By : Jack Dougal
April 10, 2018 09:00 AM
The Reserve Bank of India (RBI) has announced new measures prohibiting the country’s regulated financial institutions from dealing in cryptocurrencies, also known as virtual currencies (VCs).
In a statement, the central bank said the growth of Bitcoin, Ripple, Ethereum and the like has raised concerns linked to consumer protection, market integrity and money laundering.
RBI stressed it had “repeatedly cautioned” users, holders and traders of cryptocurrencies about these issues.
“In view of the associated risks, it has been decided that, with immediate effect, entities regulated by RBI shall not deal with or provide services to any individual or business entities dealing with or settling VCs,” the institution stated.

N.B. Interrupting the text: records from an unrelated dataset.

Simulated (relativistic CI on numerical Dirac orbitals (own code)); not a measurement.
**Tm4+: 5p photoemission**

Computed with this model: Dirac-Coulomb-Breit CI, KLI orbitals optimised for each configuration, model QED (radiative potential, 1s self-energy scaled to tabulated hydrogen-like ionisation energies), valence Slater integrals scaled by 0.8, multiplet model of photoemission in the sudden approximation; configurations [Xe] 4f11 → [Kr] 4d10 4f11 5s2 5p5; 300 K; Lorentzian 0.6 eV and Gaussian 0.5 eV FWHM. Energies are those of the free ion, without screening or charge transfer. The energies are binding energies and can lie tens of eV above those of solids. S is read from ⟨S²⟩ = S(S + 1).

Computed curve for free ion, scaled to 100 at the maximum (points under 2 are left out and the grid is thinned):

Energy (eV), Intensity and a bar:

“Regulated entities which already provide such services shall exit the relationship within a specified time.”
RBI took a more positive stance on blockchain, the underlying technology that allows Bitcoin to function. It said these sorts of innovations “have the potential to improve the efficiency and inclusiveness of the financial system”.
The Indian central bank’s ban is the strongest action yet taken by any major body against cryptocurrencies, the growth of which has started to attract the attention of regulators and governing bodies around the world.
In February 2018, the UK’s Treasury Committee announced the launch of a new inquiry into digital currencies and distributed ledger technologies, such as blockchain.
The inquiry will look into the role of digital currencies in the UK and the potential opportunities and risks associated with them, as well as the possible impact of distributed ledger technologies on financial institutions.
It will also look at how regulation could strike the right balance between enabling innovation and providing protection for consumers and businesses.
Nicky Morgan MP, chair of the Treasury Committee, said people are becoming increasingly aware of cryptocurrencies, but might not know that they are currently unregulated, with no protection in place for individual investors.